As far as an alliance between the Clintons and the Bushes---that seems, at the very least, highly plausible to me. However I disagree with the contention that Obama is being groomed as Hillary's running mate. I think there have been too many harsh words and too much bad blood between the two of them.
Posted by: Baekho | Jan 7, 2008 1:34:33 AM
You may be right, Baekho; it could be genuine. (Or even moreso, I suppose, if there was once some kind of solidarity/expectation, before Obama had much name). In truth I just haven't paid attention.
There is still a kind of disturbing and willful nostalgic tendency to take elements of self-performance and persona-style at face value, vis. Kos-era guide to shopping (cf. also Curtis White's 'Hot Air Gods' in this month's Harper's, and the American nihilism of "it's all good"/free market spiritualism/rampant personal "belief" that dare not speak its true name: despair).
Posted by: Matt | Jan 7, 2008 7:57:56 AM
I doubt there's more bad blood between them than there has ofen been between rival candidates in the past who wound up running mates.
Posted by: CBR | Jan 7, 2008 8:51:18 PM
If Obama gets the Dem nomination, he'd better get Bill Richardson as his running mate. In the immortal words of Chris Rock, "No one's gonna shoot a black president while there's a Mexican vice-president."
Posted by: Seb | Jan 7, 2008 9:10:00 PM
"Under democracy one party always devotes its chief energies to trying to prove that the other party is unfit to rule -- and both commonly succeed, and are right."
Posted by: McChesters | Jan 8, 2008 10:43:58 AM
We shouldn't forget that Lieberman would have been vice pres under Gore. And while he's no Cheney he is certainly a Hawk--endorsing McCain.

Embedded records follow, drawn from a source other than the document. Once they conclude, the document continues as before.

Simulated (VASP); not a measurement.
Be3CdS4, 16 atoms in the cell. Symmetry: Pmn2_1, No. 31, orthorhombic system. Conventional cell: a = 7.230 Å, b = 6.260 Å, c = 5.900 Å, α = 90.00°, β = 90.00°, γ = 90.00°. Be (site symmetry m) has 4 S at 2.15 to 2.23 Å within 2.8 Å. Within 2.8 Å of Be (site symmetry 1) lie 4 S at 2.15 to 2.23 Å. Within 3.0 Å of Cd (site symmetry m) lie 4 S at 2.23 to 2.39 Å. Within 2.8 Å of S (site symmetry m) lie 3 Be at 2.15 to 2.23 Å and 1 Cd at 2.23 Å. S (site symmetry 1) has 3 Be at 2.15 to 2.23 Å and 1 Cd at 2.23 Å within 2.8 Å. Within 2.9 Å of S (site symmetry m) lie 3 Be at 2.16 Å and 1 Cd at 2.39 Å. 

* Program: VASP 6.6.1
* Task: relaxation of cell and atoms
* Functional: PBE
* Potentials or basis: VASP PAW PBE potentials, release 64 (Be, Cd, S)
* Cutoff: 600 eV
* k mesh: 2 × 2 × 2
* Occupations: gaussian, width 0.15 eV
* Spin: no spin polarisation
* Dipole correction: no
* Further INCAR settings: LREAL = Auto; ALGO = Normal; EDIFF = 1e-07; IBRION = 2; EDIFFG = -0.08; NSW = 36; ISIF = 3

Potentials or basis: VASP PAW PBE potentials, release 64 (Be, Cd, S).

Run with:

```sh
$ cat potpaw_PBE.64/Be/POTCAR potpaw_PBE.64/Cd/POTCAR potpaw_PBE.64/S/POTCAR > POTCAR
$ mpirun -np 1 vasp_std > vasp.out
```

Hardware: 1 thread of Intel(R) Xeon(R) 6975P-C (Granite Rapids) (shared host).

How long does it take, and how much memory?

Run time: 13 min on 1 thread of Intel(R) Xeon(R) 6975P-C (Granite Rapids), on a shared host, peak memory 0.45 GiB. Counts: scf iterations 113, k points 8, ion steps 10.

Posted by: Jodi | Jan 10, 2008 11:37:07 PM
I take it you don't find Gore in his current incarnation at all potentially inspiring among "political" actors, Jodi? I was referring specifically to the article in Harper's about brain-drain from American politics, Gore's lack of tolerance for the triviality involved, and the comparative ease of actually getting things done elsewhere, i.e. having real power within NGO's, etc. It's sad because someone like Gore needs to step up to the plate, only it may not be until some groundwork has been laid by an Obama, or Edwards.
I'll catch hell for this but in retrospect, however much of a scumbag Lieberman was (and has since become almost unbelievably worse), it wasn't an entirely stupid choice of VP on Gore's part, given the political climate at the time. Well it worked, didn't it?
I see no reason to taint Gore with that decade-old brush now, either way. He sounds progressively better the more time he spends outside the beltway. Which may be called a form of cowardice, but neither is he 70, yet.
Posted by: Matt | Jan 11, 2008 6:45:37 PM
>He sounds progressively better the more >time he spends outside the beltway.
They usually relapse pretty quick once they get back inside the beltway...
Posted by: | Jan 13, 2008 4:22:25 PM
He wasn't a sexy speaker, but hardly a bad senator, by any means.
Posted by: | Jan 13, 2008 7:09:20 PM
Anway I'm in complete agreement with Shaviro about Edwards and Obama...the former would surely be the disappointment of the century.
Posted by: matt | Jan 14, 2008 12:00:58 AM
(last comment from myself on this (or any) thread, for awhile, but first the white house appears to do damage control/near support for HRC and now this?...thinking my (brother's) prediction looks more likely all the time. hell, WJC probably even hand-selected, or at least helped Obama, who came as if out of nowhere, just to be positioned as her running mate. not that any of that matters, really, only wondering what sort of 16-year "change" they might potentially represent.)
Posted by: matt | Jan 14, 2008 11:11:57 PM
"To be fair to [Obama], his ability to run as a black man for president of a white-run country depends entirely on his being non-threatening.
Given his recent praise for Ray-gun's spirit of "entrepreneurship" and so forth, O'bama not only has decided to be non-threatening, he's playing the "I'm a Capitalist" card as well (though it never was pronounced, grandly or otherwise, on LS, BO toured the pulpits of the USA stumping for "40 days of Phaith and Family") . Those of us who remember Ed Meese and Watt have a hearty F-off for the boy: and we wager the Reagan comments will not help his cause, say, in Cali.